Add support for dfdl:checkRangeInclusive/checkRangeExclusive functions#1199
Conversation
| checkArgCount(3) | ||
| val argDPath = args(0).compiledDPath | ||
| val rangeFrom = args(1).compiledDPath | ||
| val rangeTo = args(2).compiledDPath |
There was a problem hiding this comment.
You can use arg1, arg2, and arg3 which are evaluated only once (their evaluation calls checkArgCount(3) too) instead of repeating work. That is, let's remove the checkArgCount(3) call and change the next 3 lines to:
val argDPath = arg1.compiledDPath
val rangeFrom = arg2.compiledDPath
val rangeTo = arg3.compiledDPathThere was a problem hiding this comment.
Also, if you reference arg1/arg2/arg3 it will force evaluation of line 3056 and call checkArgCount(3), so you can also remove the duplicate check on 3061.
| checkArgCount(3) | ||
| val argDPath = args(0).compiledDPath | ||
| val rangeFrom = args(1).compiledDPath | ||
| val rangeTo = args(2).compiledDPath |
There was a problem hiding this comment.
Likewise, can use arg1, arg2, arg3 here.
| val res = executeCheck( | ||
| dataVal: DataValue.DataValuePrimitiveNullable, | ||
| minVal: DataValue.DataValuePrimitiveNullable, | ||
| maxVal: DataValue.DataValuePrimitiveNullable, |
There was a problem hiding this comment.
I'm confused by the syntax here. If this is a function call, which it appears to be, why do the arguments look like parameter definitions? That is, why not just call executeCheck(dataVal, minVal, maxVal)?
| val saved = dstate.currentNode | ||
| dataRecipe.run(dstate) | ||
| val dataVal = dstate.currentValue | ||
| dstate.setCurrentNode(saved) | ||
| minRecipe.run(dstate) | ||
| val minVal = dstate.currentValue | ||
| dstate.setCurrentNode(saved) | ||
| maxRecipe.run(dstate) | ||
| val maxVal = dstate.currentValue |
There was a problem hiding this comment.
I'm not familiar with evalution of expressions. Why does this code call dstate.setCurrentNode(saved) after both dataRecipe.run(state) and minRecipe.run(dstate), but not after maxRecipe.run(dstate)? Why doesn't dstate need to have its saved state restored after the last maxRecipe,run(dstate)?

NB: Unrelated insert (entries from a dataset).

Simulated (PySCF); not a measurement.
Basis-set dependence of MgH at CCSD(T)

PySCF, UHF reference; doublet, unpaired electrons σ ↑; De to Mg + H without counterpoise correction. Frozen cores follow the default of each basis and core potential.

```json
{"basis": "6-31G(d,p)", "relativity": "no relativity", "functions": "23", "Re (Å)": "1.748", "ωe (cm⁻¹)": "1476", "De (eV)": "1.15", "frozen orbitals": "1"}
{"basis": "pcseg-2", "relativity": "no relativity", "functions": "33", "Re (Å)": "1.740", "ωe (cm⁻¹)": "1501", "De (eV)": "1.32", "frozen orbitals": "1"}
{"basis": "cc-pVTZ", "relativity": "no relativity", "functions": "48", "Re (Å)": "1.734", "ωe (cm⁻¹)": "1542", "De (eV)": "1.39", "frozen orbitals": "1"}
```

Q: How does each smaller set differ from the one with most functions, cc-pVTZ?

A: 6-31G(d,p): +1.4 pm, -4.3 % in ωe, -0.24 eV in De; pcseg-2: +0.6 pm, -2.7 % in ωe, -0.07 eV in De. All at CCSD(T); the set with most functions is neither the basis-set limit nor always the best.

There was a problem hiding this comment.
The currentNode DState can be used by a run implementation to know where to evaluate a relative path expression from (e.g. ../foo/bar/baz).
But calling run can also potentially mutate currentNode, changing it to something else, which can interfere with other calls to run, so it needs to be reset.
For example, say we had something like this:
dfdl:checkRangeExclusive(../foo/bar/baz, ../uno/dos/tres, ../one/two/three)`
Before we call run(), let's say currentNode points to an element called root.
After we call dataRecipe.run() which evaluates ../foo/bar/baz relative to root, the currentNode will point the baz element, because DState was mutated. If we do not reset currentNode back to root, then when we call minRecipe.run() to evaluate ../uno/dos/tres that relative path will be evaluated relative to the baz element instead of the root element. So that's why we need to save and restore curentNode after each call to run.
Note that we don't have to restore currentNode after calling maxReipce.run() because we aren't personally calling anymore runs, so whatever currentNode ended up as doesn't matter to us. If some other expression was called that led to this run() being called, then they were responsible for saving and restoring currentNode if they needed it.
There was a problem hiding this comment.
Note that we don't have to restore currentNode after calling maxReipce.run() because we aren't personally calling anymore runs, so whatever currentNode ended up as doesn't matter to us. If some other expression was called that led to this run() being called, then they were responsible for saving and restoring currentNode if they needed it.
Actually, why do run implementations even mutate expression state (current node, current value) inside dstate at all? A more functional way would be to pass dstate or a smaller expression state contained by dstate to run(exprState) as a parameter and receive a new expression state (with the new current node and new current value) as a result value from the run(exprState) call. Then these dstate.setCurrentNode(saved) calls would go away because dstate's expression state (current node, current value) never gets mutated even after it's passed to the run implementation.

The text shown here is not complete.